Western Digital begins navigating the non-volatile memory maze
Stifel: All-Flash storage array market will hit $6.9bn by 2019
Comment Stifel MD Aaron Rakers has taken a deep dive look at the SanDisk technology Western Digital is aiming to buy, and his report brings out cost-savings derived from HGST escaping payment of an Intel tax, 3D NAND timescales, and possibilities for future planar NAND node shrinks.
SanDisk brings Western Digital a NAND chip supply from the SanDisk-Toshiba fab arrangement.
WD has an existing relationship between its HGST sub and Intel for the production of enterprise SAS SSDs. This arrangement is subject to renewal with each successive product introduction, a so-called evergreen deal.
It doesn't apply to consumer SAS SSDs, SATA SSDs or PCIe SSDs, meaning HGST/SanDisk is free to use SanDisk tech outside the enterprise SAS SSD product space and, if it wishes, that Intel deal could lapse after the next product renewal.
Rakers points out that "the write attributes of shingled magnetic recording (SMR) technologies requires the usage of non-volatile persistent memory (NAND) in order to optimise write performance (e.g., transition tables)."
HGST’s 10TB HelioSeal disk drives use SMR and, if Rakers is right, will need to be hybrid flash/disk drives with flash being used for SMR block rewrite operations. SanDisk can supply the flash chips for this.
Unexpectedly, there could be another 2D planar NAND node shrink to below 15nm. Rakers writes: "We believe that SanDisk continues to prepare for the possibility of another planar node shrink (i.e. to 10/12nm); whether the company actually commences a subsequent planar node shrink depends on the cost effectiveness ramp of SanDisk's 3D NAND ... demand for various types of NAND in different use cases, and the difference in investment required to continue to produce 15nm TLC, convert to 3D NAND, build greenfield 3D NAND or further shrink planar."

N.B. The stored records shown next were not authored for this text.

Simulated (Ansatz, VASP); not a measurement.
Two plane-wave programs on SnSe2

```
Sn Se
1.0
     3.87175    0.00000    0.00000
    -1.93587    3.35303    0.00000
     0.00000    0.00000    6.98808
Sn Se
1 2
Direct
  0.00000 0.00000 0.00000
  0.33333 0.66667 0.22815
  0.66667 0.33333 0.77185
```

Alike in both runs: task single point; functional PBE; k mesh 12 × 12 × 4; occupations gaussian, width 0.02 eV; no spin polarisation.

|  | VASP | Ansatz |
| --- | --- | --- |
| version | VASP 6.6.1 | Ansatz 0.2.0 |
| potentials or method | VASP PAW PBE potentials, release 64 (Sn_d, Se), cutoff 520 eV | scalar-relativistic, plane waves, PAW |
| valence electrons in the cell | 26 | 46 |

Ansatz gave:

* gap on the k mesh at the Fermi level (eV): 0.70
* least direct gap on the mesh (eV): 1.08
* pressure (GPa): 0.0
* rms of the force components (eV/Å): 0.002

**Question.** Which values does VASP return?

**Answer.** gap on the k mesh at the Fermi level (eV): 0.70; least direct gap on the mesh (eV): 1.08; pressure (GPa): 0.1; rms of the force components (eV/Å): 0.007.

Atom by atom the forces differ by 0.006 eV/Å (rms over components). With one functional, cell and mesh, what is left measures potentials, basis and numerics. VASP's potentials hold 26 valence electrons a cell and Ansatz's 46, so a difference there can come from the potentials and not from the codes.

It's a complicated financial equation. Rakers thinks other NAND suppliers could be planning possible NAND node shrinks as well, and has charted potential timescales:
Micron has no planar node shrink planned as it is going wholesale into 3D NAND. Samsung would say that limits its total addressable market as planar NAND could be more cost-effective in some areas.
HGST's Intel tax
Raker's financial modelling of WD's post-SanDisk acquisition SSD costs indicates that building products using vertically-integrated SanDisk technology for enterprise SAS SSDs could save WD substantial amounts of money.
He thinks that 80-85 per cent of the enterprise SSD bill-of-material (BOM) cost is for NAND flash. Modelling with an average 900GB SSD he reckons WD could be paying Intel as much as $0.60/GB for flash chips. It would save as much as 52 per cent of this by using SanDisk chips.
Is SanDisk behind in 3D NAND, where Samsung is shipping product while SanDisk is not? SanDisk said it plans to move to 3D NAND when its cost/GB is less than that of current planar NAND, providing a better return on the capital deployed to make it.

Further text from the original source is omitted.